The slump into three o’clock. The house warm and and the light soft, wood stove having been going for hours now, the light through just beginning to dissolve away.
My hips creak and snap like aging timber. My eyelids brought low by the fatigue of five loads of laundry, a long walk with a toddler and dog, a clean kitchen, growing a new and active person. I’ve work to do, plenty, and finally an interesting assignment after two that were dull and poorly written. I’ve an hour of nap time left, if I’m lucky. My body wants it full of yoga. My brain wants it devoted to sleep.

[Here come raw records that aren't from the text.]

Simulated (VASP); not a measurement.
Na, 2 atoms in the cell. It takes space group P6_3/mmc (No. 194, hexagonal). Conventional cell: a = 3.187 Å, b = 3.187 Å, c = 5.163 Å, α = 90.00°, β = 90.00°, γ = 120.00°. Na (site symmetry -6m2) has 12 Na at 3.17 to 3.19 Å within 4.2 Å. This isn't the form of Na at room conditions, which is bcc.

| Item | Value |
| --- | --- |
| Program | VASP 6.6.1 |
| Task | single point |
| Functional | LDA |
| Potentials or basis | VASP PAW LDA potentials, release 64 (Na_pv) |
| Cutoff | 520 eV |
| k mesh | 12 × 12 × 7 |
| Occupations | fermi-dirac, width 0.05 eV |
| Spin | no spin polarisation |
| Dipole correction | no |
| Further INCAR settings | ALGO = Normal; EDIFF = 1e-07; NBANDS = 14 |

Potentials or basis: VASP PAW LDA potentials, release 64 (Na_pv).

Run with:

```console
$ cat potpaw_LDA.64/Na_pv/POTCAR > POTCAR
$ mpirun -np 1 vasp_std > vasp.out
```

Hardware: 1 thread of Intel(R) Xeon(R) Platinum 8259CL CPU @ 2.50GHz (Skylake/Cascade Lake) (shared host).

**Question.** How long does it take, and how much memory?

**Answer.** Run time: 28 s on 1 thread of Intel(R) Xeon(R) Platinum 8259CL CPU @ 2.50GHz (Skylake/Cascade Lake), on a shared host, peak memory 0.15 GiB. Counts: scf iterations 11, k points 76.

I open the only spicy ginger ale we have left, switch the music from quiet classical to the mid-90s alternative of my adolescence. Palms laid upon the table, I bend my upper body low, stretching back and hips and shoulders and hamstrings. This baby. This body.
Third Eye Blind comes on and I dance through it, stretching hips and thighs. I admire the legs that carry me through the days, belly that has made such a happy home for the child to be. I take time to notice that my body has not abandoned me, not altogether. My hands, my face, my shoulders, my ankles, these remain unchanged. The same freckles, the same muscles, the same bones, they are constant, what they were when I first heard this song and the ones that come after. This blood ran hot the first time I loved, and the next, and the next, and on the night this child was conceived, and every time since. These feet have walked and hiked and run for miles. These fingers have stitched possessions of comfort and beauty. These cheeks have blushed with drunkenness, and they will again.
I may be full of this baby and my life may be full of tasks, but the body is my own, still and always.